It’s tricky sometimes, isn’t it?

Trying to find our place on this planet. Tapping into our inner desires.

Sometimes we know what we want but not how to get there. Sometimes we know “this isn’t me”, but we have no clue who “me” is. And sometimes we think we’re already there, then something out of the blue happens and we realize, this isn’t me at all.

At each stage, there are pitfalls that can keep us looking in the wrong direction, stuck in fear, or stressed about how to move forward.

I know, We’ve all been back and forth through all of them.

And just when we’re ready to quit, we’re closer than we know. There’s an old Chinese saying that I think is really true. It goes like this:

“The Temptation to Quit Will Be The Greatest Just Before You Are About To Succeed”

And even though we may realize that we are at a point in our lives where it’s about all or nothing, now or never, and at these moments, the questions and doubts are just so strong, tricking us into believing that we are not capable.

These are the days when we need something to lift us up and help us keep going because we just cannot pretend that our dreams don’t exist or they don’t matter.

Through it all, I would like to share 5 simple laws to help you navigate the ups and downs of discovering and following your dreams.

1. Break the Big Goals Down into Smaller Steps

Tiny steps in the direction of the goal are still steps in that direction. There is a real magic to be found in connecting the steps together consistently.

Big goals are fine as a guiding star, but they need to be supported with smaller steps. Wishful thinking will not make it happen!

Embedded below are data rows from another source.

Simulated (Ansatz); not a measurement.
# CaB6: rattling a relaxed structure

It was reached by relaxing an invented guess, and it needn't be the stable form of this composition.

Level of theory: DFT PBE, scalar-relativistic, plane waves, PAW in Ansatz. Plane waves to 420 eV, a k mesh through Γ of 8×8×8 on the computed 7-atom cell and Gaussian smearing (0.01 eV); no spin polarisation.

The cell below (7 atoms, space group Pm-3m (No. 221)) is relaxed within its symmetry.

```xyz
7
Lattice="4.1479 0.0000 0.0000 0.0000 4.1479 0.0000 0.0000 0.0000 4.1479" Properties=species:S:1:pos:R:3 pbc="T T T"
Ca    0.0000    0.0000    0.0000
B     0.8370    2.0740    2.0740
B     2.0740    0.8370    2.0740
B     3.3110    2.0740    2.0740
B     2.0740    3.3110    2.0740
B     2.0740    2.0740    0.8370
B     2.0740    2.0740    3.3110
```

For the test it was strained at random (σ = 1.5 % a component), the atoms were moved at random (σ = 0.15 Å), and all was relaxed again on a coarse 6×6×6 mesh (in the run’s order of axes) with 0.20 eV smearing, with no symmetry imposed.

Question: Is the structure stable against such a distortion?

Want to write a book? Get started by developing a regular writing habit. Maybe try an example of writing one line a day to get that done or try something else that works. Whatever the objective is, developing a regular practice will help get us closer to it.

Take up small steps every day that support this happening and that keep you accountable, while still being achievable. Commit to this and watch amazing things happen.

2. Learn the difference between an inner desire and unhelpful mind talk.

Most of us know the value of listening to our intuition. But it’s confusing sometimes.

The limitations we perceive are put in place by us and only us. Silencing the critical voices of others and that critical voice within will allow you to get in touch with your desires and the possibilities of achieving them.

It is the “impossible” that stretches us, shows us what we can become, and aids in the formation of who we are meant to be.

When we believe in our potentials, our lives will take on a whole new expression.

“I can’t” turns into “I will.”

Remember whatever thoughts we put out into the universe is how our life is going to unfold.

3. Stop worrying about how to get there—or if “there” is even a good idea.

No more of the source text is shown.